The total number of BRAMs, B total , can be estimated as:
where B dma is the number of BRAM blocks for data transfer. B mem is the number of BRAMs for storing particle positions and forces, and B other is the number of BRAMs required for other than the pipeline itself.
Total number of LUT units, L total , is estimated as: where L pipe is the number of LUT units for a pipeline as well as the DMA controller, and L other is LUT for other type of logic. Table 7 summarizes the parameters for hardware resources. To determine B mem , the difference of BRAM between {p dma =4, p unroll =1, N local =4096} and {p dma =4, p unroll =1, N local =2048} are used in Tables  3 and 5 . Similarly, to determine B dma , the difference between {p dma =4, p unroll =1, N local =4096} and {p dma =5, p unroll =1, N local =4096} are used in Table 3 . Then B other is calculated from the data of {p dma =4, p unroll =1, N local =4096}.
To determine L pipe , the difference of LUTs between {p dma =4, p unroll =1, N local =2048} and {p dma =5, p unroll =1, N local =2048} are used in Table 5 . Then L other is calculated from the case of {p dma =4, p unroll =1, N local =2048}. Figures 10 and 11 show the estimated values in lines against actual values in points. As for BRAM, two limits are shown as horizontal lines. Estimated lines fit perfectly for large p dma , while the lines estimate much lower values than the actual usage for small p dma . The reason is that the optimization of resource usage is not performed when resources are not so severely restricted (sparse layout could be done).
As for LUT, the two horizontal lines indicate the maximum and 90% of the maximum LUTs. Using 100% of the LUT is difficult with FPGA because the layout of the logic becomes too difficult. In this estimate, we choose 90% as the practical limit. The difference, depending on N local , is very small and we did not include such a parameter for LUT, unlike what we did for BRAM. For small p dma , the actual number of LUTs is larger than the estimated number, which arises from the same reason that optimization of logics is not needed so much at the compile and layout stage. 
Estimation of the Best Configuration Parameters
In this section, we finally estimate the configuration parameters, i.e., p dma and N local in our case. We assume three cases: A) N=8192 and B max =432, B) N=256 and B max =432, and C) N=8192 and B max =300.

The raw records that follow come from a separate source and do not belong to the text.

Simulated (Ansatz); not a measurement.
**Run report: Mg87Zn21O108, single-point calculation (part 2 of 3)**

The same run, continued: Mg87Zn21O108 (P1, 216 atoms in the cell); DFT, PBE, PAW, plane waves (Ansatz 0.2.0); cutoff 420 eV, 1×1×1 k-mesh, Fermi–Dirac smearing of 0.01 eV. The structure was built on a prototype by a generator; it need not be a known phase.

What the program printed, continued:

Here B max is the maximum number of BRAMs allowed for the accelerator. Figure 12 shows the estimated parameters for case A). The two dotted lines at the base indicate the boundary of limitations calculated by Eqs. (5) and (6). The filled-circle indicates that the values are within the range of the limitations, while the open circle indicates values that are out of range. p dma =8 is always out of range, and only {p dma =7, N local =4096} is also out of range for p dma =7. The highest performance is estimated to be achieved when {p dma =7, N local =2048}, which is consistent with Figure 5 . Figure 13 is for case B), in which the number of particles are small. Small N needs a small N local for high efficiency, as well as a small number of pipelines. The small N local is required for reducing the data size for transfer, and the small p dma is for low latency to start the DMAs. The highest performance is estimated to be achieved when {p dma =4, N local =256} ({p dma =3, N local =256} is very similar). 
CONCLUSION
In this paper, we proposed an optimization strategy to determine the configuration parameters of pipelines to accelerate N-body simulations. The method is summarized into following three steps.
First, we measure the consumed resources for implementing a middle range of a number of pipelines. A low number of pipelines is not good for estimation because the logics are not sufficiently optimized. However, a full number of pipelines is not suitable either because of the long compilation time.
Second, both performance and resource models are generated based on the measurement. By changing only one parameter among several, we can know the coefficient depending on the parameter. For better fitting, data from the middle range of the number of pipelines should be used, as pointed out above.
Third, make a graph for searching the best combination of parameters by integrating all the models and constraints into a single view. Once the model is generated, we can easily change the constraints: the maximum number of BRAM units (B max ), maximum number of LUT units, and the number of particles (N), in our case. Then, the best combination of the num- ber of pipelines (p dma ) and the size of the local memory (N local ) are estimated. The estimation reasonably agreed with the measurements.
With our strategy, we can reduce the development time for optimizing the accelerator great deal because the effective calculation speed is well estimated even for unknown combinations of parameters. As shown in Tables 3 and 5, the compilation time for a middle range of the number of pipelines is roughly half the compilation time needed for a full number of pipelines. Moreover, when the compilation fails because of a bad estimate, we need much more time to search the best one. A good estimate can avoid such a waste of time. Improvements should be made to reduce the disagreement for the middle range of the number of particles.
The most important part of our strategy is the performance model. Even with a simple N-body simulation, there are several methods to parallelize the calculation. The overhead greatly depends on how it is parallelized, especially when the resources are limited. Therefore, a good performance model should be carefully investigated for Edge devices. When the strategy is used for Deep Neural Network (DNN) applications, it would be more challenging to make performance models because they have more parameters, such as the depth of layers, the size of each layer, and the size of a convolution kernels. However, a similar strategy to that proposed in this paper would work for a quick estimation of the configuration parameters.
Future research should include applying this strategy for larger devices as well as different architectures. Several kinds of accelerators need to be investigated for further application of our method. Also, fully optimizing the pipeline for N-body simulation to compare previous research is another direction of the next study.